You should note a resulting change with your speakers - specifically due to the front wall reflection at freq.s LOWER THAN 500 HZ.
My dipole speakers are at least 1.2 m from any wall. I listen at a distance from 1.8 m (reclined in the chair) to 1.2 m (leaning forward). While moving along that distance the direct/reverb ratio changes dramatically. This regards specifically "the sense of image "compression" (or images "bunching up") ... and the overall sense of depth and depth of image placement".
My woofers are crossed at 500 Hz to the midrange driver. I just pushed the low pass slope to but48 and shut off the mid/tweeter section. When I move my head forward and rearward, there is hardly any difference WRT spatial or tonal impression.
Next I switched off the woofer section and listened to mid/tweeter only. Now I could recognise the change in depth information better for sure. But it was still a long way from the combined response. All this tinkering with passbands, noises and clicks is nice for scientific reasons, but it surely doesn`t tell us the full truth about the acoustic scene as analysed by our brains.
Rudolf
I've not done this with loudspeakers that deliver dipole behavior, but have you tried it when the loudspeakers are 3+ meters away from the front wall?

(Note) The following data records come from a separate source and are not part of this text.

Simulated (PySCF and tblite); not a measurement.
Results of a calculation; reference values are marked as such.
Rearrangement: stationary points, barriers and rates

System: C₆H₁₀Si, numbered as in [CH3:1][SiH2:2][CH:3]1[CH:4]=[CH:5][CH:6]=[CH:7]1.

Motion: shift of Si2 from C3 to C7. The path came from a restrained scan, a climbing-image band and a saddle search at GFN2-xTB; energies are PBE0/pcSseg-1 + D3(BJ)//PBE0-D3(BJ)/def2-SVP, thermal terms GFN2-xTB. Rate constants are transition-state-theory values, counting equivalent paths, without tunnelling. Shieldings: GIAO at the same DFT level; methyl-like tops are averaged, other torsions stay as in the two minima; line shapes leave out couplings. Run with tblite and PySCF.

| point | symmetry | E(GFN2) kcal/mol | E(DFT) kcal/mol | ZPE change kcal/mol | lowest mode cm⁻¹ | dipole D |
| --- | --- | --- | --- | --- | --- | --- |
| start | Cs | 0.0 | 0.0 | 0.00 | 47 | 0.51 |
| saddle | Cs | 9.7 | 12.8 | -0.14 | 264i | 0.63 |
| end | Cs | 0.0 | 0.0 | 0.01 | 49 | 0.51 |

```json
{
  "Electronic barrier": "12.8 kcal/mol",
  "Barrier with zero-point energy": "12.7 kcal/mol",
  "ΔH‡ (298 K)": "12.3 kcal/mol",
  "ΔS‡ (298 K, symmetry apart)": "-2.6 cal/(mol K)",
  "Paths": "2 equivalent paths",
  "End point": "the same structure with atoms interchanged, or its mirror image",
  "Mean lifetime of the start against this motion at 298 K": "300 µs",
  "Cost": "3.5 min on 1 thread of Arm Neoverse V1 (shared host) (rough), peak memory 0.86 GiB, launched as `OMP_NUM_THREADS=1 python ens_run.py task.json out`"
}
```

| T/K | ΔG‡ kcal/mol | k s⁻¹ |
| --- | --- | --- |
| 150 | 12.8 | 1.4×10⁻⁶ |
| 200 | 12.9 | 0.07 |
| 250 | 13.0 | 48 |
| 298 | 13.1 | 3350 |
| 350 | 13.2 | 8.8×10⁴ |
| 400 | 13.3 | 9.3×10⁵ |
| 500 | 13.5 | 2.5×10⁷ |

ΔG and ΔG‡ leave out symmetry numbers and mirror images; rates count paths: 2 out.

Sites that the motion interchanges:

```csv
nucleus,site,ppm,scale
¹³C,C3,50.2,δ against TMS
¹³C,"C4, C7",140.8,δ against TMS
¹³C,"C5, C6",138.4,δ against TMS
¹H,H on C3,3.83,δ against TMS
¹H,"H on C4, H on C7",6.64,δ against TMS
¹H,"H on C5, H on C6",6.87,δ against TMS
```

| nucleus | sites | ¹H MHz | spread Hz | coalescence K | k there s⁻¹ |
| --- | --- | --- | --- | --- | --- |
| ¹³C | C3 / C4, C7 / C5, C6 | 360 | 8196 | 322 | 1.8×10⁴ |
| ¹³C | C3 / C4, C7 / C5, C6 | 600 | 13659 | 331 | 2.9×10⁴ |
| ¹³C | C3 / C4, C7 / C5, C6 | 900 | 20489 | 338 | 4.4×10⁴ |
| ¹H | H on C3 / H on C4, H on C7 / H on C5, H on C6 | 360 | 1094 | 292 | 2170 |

See this person's setup for an idea of placement (..though the speakers are to close to the side-wall):
syst
Note I've also done this experiment with the loudspeakers in front of my garage (outside). Again though, "omni" <500 Hz monopoles were used.
This looks primarily like an exercise in initial time delay gap (ITDG). What if your speaker starts beaming above 500 Hz? Possibly already 12 dB down at 2 kHz in the rearward response? In this case the effect anyway will be more significant with the 500 Hz "omni" than with mid and tweeter mainly firing forward.
I don't want to prove anything special with my findings - just want to show how far we are from one-dimensional causes and easy explanations in this thread topic.
Rudolf
I used an equalizer to band-limit (Behringer digital eq.).
On Earl's speakers it shouldn't be an issue.I agree though, nothing truly definitive from such a simple experiment.
I should also note that this experiment was prompted specifically to try and "pin down" a reason why there was an alteration with some of my music with regard to drum-kit placement. It's perhaps the reason I eventually gravitated toward preferring a dipole in the mid-bass, it doesn't seem to be pushed forward in the mix (..something I noted from listening to SL's cheaper speakers at a retailer - deeper set-back for the drum kit in the mix). I don't know though if a dipole's radiation *reflections* had anything to do with that however.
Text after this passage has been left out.